People looking to recycle or sell mobile phones may have been forced to make an insurance claim in the past 12 months.
According to a study by uSwitch, more than one million mobile phone users have contacted their insurance providers having lost or damaged their handsets.
However, just 11 per cent of claims were made due to their phone being stolen, while 60 per cent were lodged due to an accidental breakage.
With lost phones only accounting for 20 per cent of claims, it appears that mobile owners are becoming increasingly accident prone when handling their gadgets.
Phones falling out of pockets were the main cause of damage, while more than 100,000 claims received in the past year have been due to the owner dropping their devices down the toilet.
Four per cent of all claims made were because phones had been run over, while 39,000 people put their gadgets in a washing machine.
Communications expert at uSwitch Ernest Doku believes the apparent clumsy nature of mobile phone users suggests that insurance remains a vital requirement for many.
"Mobile phones may be getting smarter but their owners aren't," he noted.
"Accidents can happen, but such is our dependence on our mobiles that replacing them can be a seriously inconvenient, not to mention costly, exercise."
However, despite these statistics, figures from uSwitch showed that less than a quarter of mobile phone users have taken out an insurance policy to protect their handsets.
This is the equivalent of 12.6 million mobile users, with 1.26 million making a claim in the past year.

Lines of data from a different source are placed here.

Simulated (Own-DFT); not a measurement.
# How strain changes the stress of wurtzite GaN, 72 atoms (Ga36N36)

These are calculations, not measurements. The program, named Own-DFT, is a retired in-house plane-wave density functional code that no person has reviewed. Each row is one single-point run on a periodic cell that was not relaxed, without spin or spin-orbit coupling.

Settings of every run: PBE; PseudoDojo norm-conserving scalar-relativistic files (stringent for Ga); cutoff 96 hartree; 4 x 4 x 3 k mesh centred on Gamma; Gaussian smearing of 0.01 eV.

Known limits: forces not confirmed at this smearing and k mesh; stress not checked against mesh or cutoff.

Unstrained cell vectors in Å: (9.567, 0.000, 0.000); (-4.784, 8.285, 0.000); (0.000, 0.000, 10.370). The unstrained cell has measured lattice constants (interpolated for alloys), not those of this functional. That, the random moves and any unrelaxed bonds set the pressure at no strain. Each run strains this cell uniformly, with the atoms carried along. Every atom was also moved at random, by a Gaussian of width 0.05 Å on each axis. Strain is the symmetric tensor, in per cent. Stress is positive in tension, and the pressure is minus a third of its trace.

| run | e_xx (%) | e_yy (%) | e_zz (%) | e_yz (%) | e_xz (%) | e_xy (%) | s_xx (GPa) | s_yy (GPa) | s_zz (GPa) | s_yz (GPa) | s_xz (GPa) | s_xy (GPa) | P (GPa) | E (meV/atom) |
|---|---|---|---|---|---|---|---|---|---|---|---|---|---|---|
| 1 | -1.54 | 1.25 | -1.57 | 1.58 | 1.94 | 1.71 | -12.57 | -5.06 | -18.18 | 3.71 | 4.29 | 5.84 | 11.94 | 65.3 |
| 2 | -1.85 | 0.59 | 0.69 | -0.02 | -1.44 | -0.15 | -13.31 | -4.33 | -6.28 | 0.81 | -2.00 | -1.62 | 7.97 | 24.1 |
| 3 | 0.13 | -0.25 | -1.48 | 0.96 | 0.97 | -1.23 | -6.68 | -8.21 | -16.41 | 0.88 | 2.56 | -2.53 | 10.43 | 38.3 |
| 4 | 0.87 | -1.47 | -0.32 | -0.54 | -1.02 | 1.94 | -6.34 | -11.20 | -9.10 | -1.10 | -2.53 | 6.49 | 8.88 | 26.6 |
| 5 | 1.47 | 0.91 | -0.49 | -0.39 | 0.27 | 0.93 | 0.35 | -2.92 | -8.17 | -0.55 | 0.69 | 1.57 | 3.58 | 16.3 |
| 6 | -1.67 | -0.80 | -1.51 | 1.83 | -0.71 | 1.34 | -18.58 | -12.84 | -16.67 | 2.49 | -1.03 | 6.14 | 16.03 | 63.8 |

A possible reason for the neglect of insurance is the added expense and sizeable excess fees attached to claims.
"It's likely that you'll have to pay an excess when you make a claim, and you may find that your premium goes up the following year," Mr Doku added.
Recent information released by GfK Retail and Technology suggested that more people are looking to buy new mobile phones online.
The firm indicated that seven per cent of handsets sold between January and October 2010 were purchased by people using the internet.